One of the characteristics of Catholic theology on the Eucharist is its realism.
According to the Catholic faith, the consecrated bread and wine do not symbolize, represent or evoke the Body and Blood of Christ, but are the Body and Blood of Christ in a real, substantial and true way.
This sacramental realism has its principal foundation in the Gospel passage we have heard today.
Other New Testament passages hint at the realism of Christ’s real presence in the Eucharist, but the forcefulness and clarity with which Jesus expresses himself in the Gospel according to John is unique.
“The Word, the Word became flesh and dwelt among us.” (Jn 1:14)
When Jesus declares that “the bread that I am going to give you is my flesh so that the world may have life,” his interlocutors react in scandal: “How can this man give us his flesh to eat?”
John is the only New Testament writer who refers to Christ’s presence in the Eucharist with the word “flesh,” instead of the more usual word: “body.”
The word “flesh” designates his humanity.
The same evangelist describes the incarnation with the phrase: “The Word, the Word, became flesh and dwelt among us” (Jn 1:14).
The evangelist uses this denser word to express the humanity of Jesus.
Of course, where Christ’s flesh is, there is also his divinity.
Jesus’ interlocutors are scandalized, for Jesus’ statement that he is going to give us his flesh to eat sounds so realistic that it looks like cannibalism.
Hence, the reaction, “How can this man give us his flesh to eat?”
Unfortunately, Jesus does not directly answer the question of his interlocutors.

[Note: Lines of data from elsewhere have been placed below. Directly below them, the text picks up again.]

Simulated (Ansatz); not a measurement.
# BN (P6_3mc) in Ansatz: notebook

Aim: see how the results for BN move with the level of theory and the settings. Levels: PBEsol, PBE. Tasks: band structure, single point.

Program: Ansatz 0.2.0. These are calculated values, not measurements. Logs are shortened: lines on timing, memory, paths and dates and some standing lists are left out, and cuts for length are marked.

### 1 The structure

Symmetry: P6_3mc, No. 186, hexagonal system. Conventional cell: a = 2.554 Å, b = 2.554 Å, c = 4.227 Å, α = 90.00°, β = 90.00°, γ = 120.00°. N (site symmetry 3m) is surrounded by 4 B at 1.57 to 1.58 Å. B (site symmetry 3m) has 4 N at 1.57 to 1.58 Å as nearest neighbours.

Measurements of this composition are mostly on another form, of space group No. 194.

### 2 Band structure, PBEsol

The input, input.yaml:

We would have expected him to say that it was not cannibalism pure and simple, for he would give us his flesh under the appearance of bread and his blood under the appearance of wine; but that explanation does not appear.
We know that this is the faith and practice of the Church.
Jesus replies by affirming, even more vehemently, the peremptory necessity of eating it: “I tell you the truth, unless you eat the flesh of the Son of man and drink his blood, you cannot have life in you. He who eats my flesh and drinks my blood has eternal life, and I will raise him up on the last day”.
The forcefulness of these words of Jesus is the foundation of the realism of the Catholic faith regarding the Eucharist.
However, this realism raises questions.
Fundamentally two.
The first question is: To whom has Jesus given the power so that, through the centuries, the bread and wine are transformed into his flesh and blood, so that his followers can eat it?
Under what conditions is the power capable of making Christ’s body and blood present realized?
The second question is: How is Christ present in the bread and wine?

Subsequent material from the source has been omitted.